News Room - Steel Industry

Posted on 07 Mar 2016

Major Korean industries fall into supply glut trap

The atmosphere in Pohang, the capital city of Korea's steel industry some 360 km southeast of Seoul, cannot be gloomier these days.

"Up to 30 percent of midsize steelmakers in the Pohang Steel Industry Complex are in a fix: they want to suspend operations because of plunging sales and profits but cannot do so because of mountains of inventories," an industry executive said. "Financial situations at a quarter of companies here have so aggravated that it has become urgent to collect debts."

The industry is one of the first victims of the global supply glut as worldwide demand has sagged since the 2008 financial crisis. Domestic steelmakers, which have to compete with price-cutting Chinese rivals, have done all they can to stay afloat but to little avail.

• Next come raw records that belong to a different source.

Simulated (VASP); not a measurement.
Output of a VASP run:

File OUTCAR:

Dongbu Steel, which came under creditor receivership last year, has recently even returned KS factory certification, virtually suspending its operation. Dongbu planned to hot-roll plates by using electric furnaces and high-quality steel scraps but gave up amid flat demand and iron ore price falls. Last July, Dongkuk Steel halved its output of thick plates as demand plunged because of the shipbuilding slump.

Even major makers such as POSCO and Hyundai Steel have effectively cut their output since last year, by increasing the portion of plates that take longer to produce but create higher added value.

According to officials, the production and exports of steel companies in the complex have been on a sharp decline. Last December, output and overseas shipments stood at 972.2 billion won ($787.2 million) and $216.6 million, down 32 percent and 44 percent, respectively, from the same month of 2014. Production and exports in January were 913.5 billion won and $200.8 million.

The situation is little different with display makers, which have led global markets thanks to aggressive investment in the mid-2000s. The average supply price of liquid crystal displays (LCD) has nearly halved over the past year, similar to production costs.

"There are heaps of inventories carried over from last year but we can see few signs of demand picking up this year," said an industry official. "Not a few makers are seriously considering curtailing their capacity utilization."

According to IHS, a market researcher, the shipment of displays for TVs and smartphones in the first quarter is expected to stop at 196 million units, down 8 percent from a year ago, recording the first year-to-year decline in the first-quarter comparison since 2009.

Nor is the semiconductor sector, one of Korea's industrial lifelines, free from the oversupply concerns. NAND flash chips, which lead the memory market along with DRAMs, had a sales drop of 2.3 percent in the fourth quarter of last year amid global supply gluts. NAND flash memories are popular among smartphone and tablet PC makers because they can store data when power supply is cut and can be stacked vertically, helping increase memory capacity in a small space.

In the petrochemical industry, businesses have started corporate restructuring. Hanwha Chemical, Korea's largest maker of caustic soda (CA), recently decided to sell its CA and chlorine-producing plant to UNID. Domestic CA supply has reached 2.1 million tons a year, far exceeding the demand of 1.3 million tons, forcing the two rivals to reach a "voluntary traffic control," an industry executive said.

Some market experts cautiously hope the worst may be over, though.

"Because of an earthquake in Taiwan last month, some Taiwanese display makers have suspended operation, helping to ease part of the supply gluts," said a researcher. "Also, demand is beginning to revive for new IT products this year, which could slow down price falls in the second quarter."

The Chinese steel industry has also put a curb on competitive production, beginning with ailing provincial makers. Prices are slowly bottoming out in the order of hot-rolled plates, cold-rolled plates and thick plates. "The Chinese authorities are saying they will cut production by 30-40 percent this year," an industry official said. "We will be able to breathe ease if only they reduce output by just 2 percent."